It'd be interesting to compare this work with a similar dive into an Echo 3rd gen or later that adds support for Sidewalk.

It's a bit of an open secret at this point that Amazon is also using 802.11 PAF (Public Action Frames) to aid in the magic "unbox an amazon device and it immediately is online". Would admittedly be interesting to have this side of the Echo devices also look at as the paper seems to not mention this portion of the OOB experience

I’m familiar with the concept of action frames; but not public action frames. How does this get the device online instantly?

I had assumed they used BLE to bridge MQTT via the phone while their App was connected.

PAF can be thought of as basically a broadcast message to any and all WiFi devices in the area, regardless of if they are connected to the same access point or IP network. In the case of someone like Amazon, a device when it is first powered on can broadcast out looking for other Amazon WiFi devices in the home and receive the credentials from them.
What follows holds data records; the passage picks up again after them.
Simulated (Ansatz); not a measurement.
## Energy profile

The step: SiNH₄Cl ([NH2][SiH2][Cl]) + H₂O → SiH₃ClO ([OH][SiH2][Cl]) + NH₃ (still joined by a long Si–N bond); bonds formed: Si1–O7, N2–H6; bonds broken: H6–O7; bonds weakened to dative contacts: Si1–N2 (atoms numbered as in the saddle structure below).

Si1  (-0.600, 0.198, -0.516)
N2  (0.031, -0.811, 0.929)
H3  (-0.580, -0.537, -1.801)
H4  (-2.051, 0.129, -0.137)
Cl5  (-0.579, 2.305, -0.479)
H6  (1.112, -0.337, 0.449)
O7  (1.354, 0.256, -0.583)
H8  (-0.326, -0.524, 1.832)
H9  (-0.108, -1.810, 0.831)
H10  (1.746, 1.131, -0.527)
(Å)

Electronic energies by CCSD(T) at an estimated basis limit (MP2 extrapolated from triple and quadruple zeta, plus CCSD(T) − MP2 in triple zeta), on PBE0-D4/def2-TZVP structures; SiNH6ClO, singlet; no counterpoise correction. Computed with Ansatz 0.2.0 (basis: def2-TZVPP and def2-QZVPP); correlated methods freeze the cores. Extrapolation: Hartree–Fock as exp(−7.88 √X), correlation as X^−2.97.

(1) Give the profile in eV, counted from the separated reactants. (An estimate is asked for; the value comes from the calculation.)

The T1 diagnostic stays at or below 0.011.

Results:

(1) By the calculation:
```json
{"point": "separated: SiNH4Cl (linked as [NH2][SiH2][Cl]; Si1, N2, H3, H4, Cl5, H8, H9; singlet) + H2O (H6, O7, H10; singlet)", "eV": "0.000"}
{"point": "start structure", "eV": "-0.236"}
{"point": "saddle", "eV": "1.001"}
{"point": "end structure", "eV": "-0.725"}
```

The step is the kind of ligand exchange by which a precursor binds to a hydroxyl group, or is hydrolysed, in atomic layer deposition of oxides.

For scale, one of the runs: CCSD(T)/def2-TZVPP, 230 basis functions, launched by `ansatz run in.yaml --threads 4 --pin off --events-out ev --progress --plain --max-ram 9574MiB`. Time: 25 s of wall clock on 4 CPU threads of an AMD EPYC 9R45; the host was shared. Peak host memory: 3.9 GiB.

>a device when it is first powered on can broadcast out looking for other Amazon WiFi devices in the home and receive the credentials from them.

Ah! That explains it. I was going to be really skeptical that other people's wifi endpoints would "help out" foreign devices, but this makes more sense.

> Overall, we find the Echo to be a well-designed device from the network communication perspective.

It seems the article does not concern itself with what the device tells Amazon about you, but rather whether it ensures only Amazon will be able to eavesdrop on you and that they do so reliably. What a "refreshing" perspective.

It's a device to make it easy to communicate with Amazon, if you didn't want to do that why would you buy it?

I don’t know anybody who has one to “communicate with Amazon”. They have one to listen to music, make grocery lists, set timers, etc. Who wants to communicate with Amazon?

I’m being downvoted, but the parent comment asked “why would you buy it” and I gave reasons.

I guess people who buy an iPhone do it to communicate with Apple, since people buy apps and Music subscriptions?

> They have one to listen to music, make grocery lists, set timers, etc.

[... through an amazon-provided service]

For the examples I listed, the fact that they’re serviced by Amazon is an implementation detail. People are not buying it to communicate with Amazon, they are buying it to get something done. Many would probably be just as happy “to communicate with Google” instead. The point I’m trying to make is that Amazon is not the motivating factor.

Ok, but they are necessary implementation details... if you want to stream music on a voice controlled device, it is going to have to send your request to the streaming service

It doesn't have to be Amazon, but it has to be someone... and it makes sense the Amazon device communicates with Amazon services

People who purchase music and groceries from Amazon, for one.

Yes, those are valid use cases. I listed alternative use cases for which communication with Amazon is irrelevant. Besides, I would imagine that “purchasing things with voice” is used much less frequently than the functions I listed.

What are they supposed to say if it is a well-designed device?

All in all, the NSA is an amazingly well built anti-privacy surveillance platform which allows them to track literraly every single thing you do and store it in a state-of-the-art datacenter which s a marvel of engineering!

Isn't that just swell!

I mean - look at just how smart these guys are, don't you want to be just like them!?


State that it is a well designed privacy invading device?

I think it’s important to distinguish expected privacy vs actual. The fact that I allow it to send my queries to Amazon isn’t a privacy issue.

If the network behavior showed it was sending data it’s not supposed to do, that would be noteworthy.

So this paper is helpful in this regard (in addition to other material).

This was a computing paper trying to prod for security holes, not a political statement. It's not relevant the device itself might be problematic, only that it's security is sound.

The security concerns about such devices are primarily regarding its communication with Amazon and Amazon's potential use of the device for surveillance and behavior tracking. That wasn't investigated in the paper.

I think most people know that an Echo is going to be sending data back to Amazon, and for people who know this and are fine with it, there's nothing wrong with having an article about the device that doesn't beat that dead horse. I know my phone has a GPS. I know Google gets an astonishing amount of my location data from it. I don't need every review to tell me so, and would get annoyed pretty fast if every single review of every single phone went out of their way to remind me of something I already know about them.

Of course, the question is never "is Amazon getting data about me" but "what data is Amazon getting about me, and how can they use that to invade my privacy", so I don't see how yours is really addressing the concerns per se.

That is among the interesting questions, not the sole interesting question.

This paper seems to answer “can entities other than Amazon get data from me via network exploits?” and “are drop-in calls transmitted in the clear or using end-to-end encryption?”

You might not be interested in those answers if you’ve already concluded you’ll never own one, but that doesn’t make them uninteresting to everyone else.